I was outside in Tucson one May moonless evening well after sunset, armed with a digital watch, preparing to see if I could do some magic. In the northeast, Pontatoc Ridge stood silent, an oblique black line sloping downward from the lower part of the Santa Catalina Mountains to the east, as if to tell me there was nothing to see. Well, not yet. I looked at the time: one minute to go. The spring stars of Arcturus and Spica were well above the horizon.
I looked again at my watch with my red light, Ten seconds to go, then as I looked towards the ridge, I said aloud, “Four, three, two, one, RISE!” The star Vega suddenly appeared.
Wow, like magic. It wasn’t, of course, but still pretty cool.
I like Vega. It’s bright, high overhead in summer, and in the beautiful constellation Lyra the Harp, which contains a globular cluster M56 and the famous Ring Nebula, M57, a picture of which Trekkies saw on the USS Enterprise. Vega conveniently rose over an sharply defined horizon, rather than the flat horizon, where obstructions, refraction, and thickness of looking through more atmosphere make exact timing difficult.
Two nights earlier, I noted Vega shortly after its rising and decided the following night to look earlier to get the exact time. I did just that. The stars rise about 4 minutes earlier each night or two hours earlier each month. Multiply 2 hours by 12 months, and the cycle begins anew. With the exact time of Vega’s rising, I went out the third night to see if the rising was 3 minutes 56 seconds earlier, a more exact time. It was. May in Arizona often allowed three consecutive clear nights.

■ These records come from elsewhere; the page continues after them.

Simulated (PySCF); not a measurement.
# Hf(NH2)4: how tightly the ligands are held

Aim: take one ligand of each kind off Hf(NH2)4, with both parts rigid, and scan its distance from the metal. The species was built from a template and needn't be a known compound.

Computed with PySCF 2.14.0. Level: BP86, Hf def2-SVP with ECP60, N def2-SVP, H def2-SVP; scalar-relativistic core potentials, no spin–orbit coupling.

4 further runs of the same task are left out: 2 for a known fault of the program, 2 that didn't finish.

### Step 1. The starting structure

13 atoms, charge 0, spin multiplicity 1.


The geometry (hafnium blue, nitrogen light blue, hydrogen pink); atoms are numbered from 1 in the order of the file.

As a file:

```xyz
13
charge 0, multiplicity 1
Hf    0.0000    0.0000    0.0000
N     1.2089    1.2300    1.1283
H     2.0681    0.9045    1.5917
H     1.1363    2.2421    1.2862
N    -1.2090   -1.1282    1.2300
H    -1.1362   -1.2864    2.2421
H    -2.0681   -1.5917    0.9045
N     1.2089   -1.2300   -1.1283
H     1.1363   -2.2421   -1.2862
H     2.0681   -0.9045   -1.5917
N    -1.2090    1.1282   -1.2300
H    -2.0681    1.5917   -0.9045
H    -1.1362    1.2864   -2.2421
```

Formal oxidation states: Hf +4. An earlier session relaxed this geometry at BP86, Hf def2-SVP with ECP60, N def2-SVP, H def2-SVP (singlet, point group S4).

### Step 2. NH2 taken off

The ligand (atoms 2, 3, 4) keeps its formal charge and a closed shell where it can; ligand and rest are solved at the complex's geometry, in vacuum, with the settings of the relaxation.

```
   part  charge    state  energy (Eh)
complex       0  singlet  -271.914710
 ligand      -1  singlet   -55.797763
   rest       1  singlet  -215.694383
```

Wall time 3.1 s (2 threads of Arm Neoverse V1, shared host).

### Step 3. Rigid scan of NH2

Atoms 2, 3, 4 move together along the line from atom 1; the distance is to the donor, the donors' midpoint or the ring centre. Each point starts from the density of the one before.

The stars rise and set because of the Earth’s rotation, but the Earth, with its tilted axis, revolves about the Sun, which changes where and when the sun rises. The stars are so much further away they are essentially fixed in position, no matter where we are in our orbit. Vega is 1.6 million times further away than the Sun. From one rising to another of Vega—or any other nighttime star—is the 360 degree rotational period of the Earth, the sidereal day. It’s 3 minutes and 56.1 seconds less than our 24 hour solar day, our clock time, 366 sidereal days in a 365 day year.
Do the math: There are 1440 minutes in our solar day. Three minutes 56.1 seconds earlier a day over 366 days is 1440.01 minutes.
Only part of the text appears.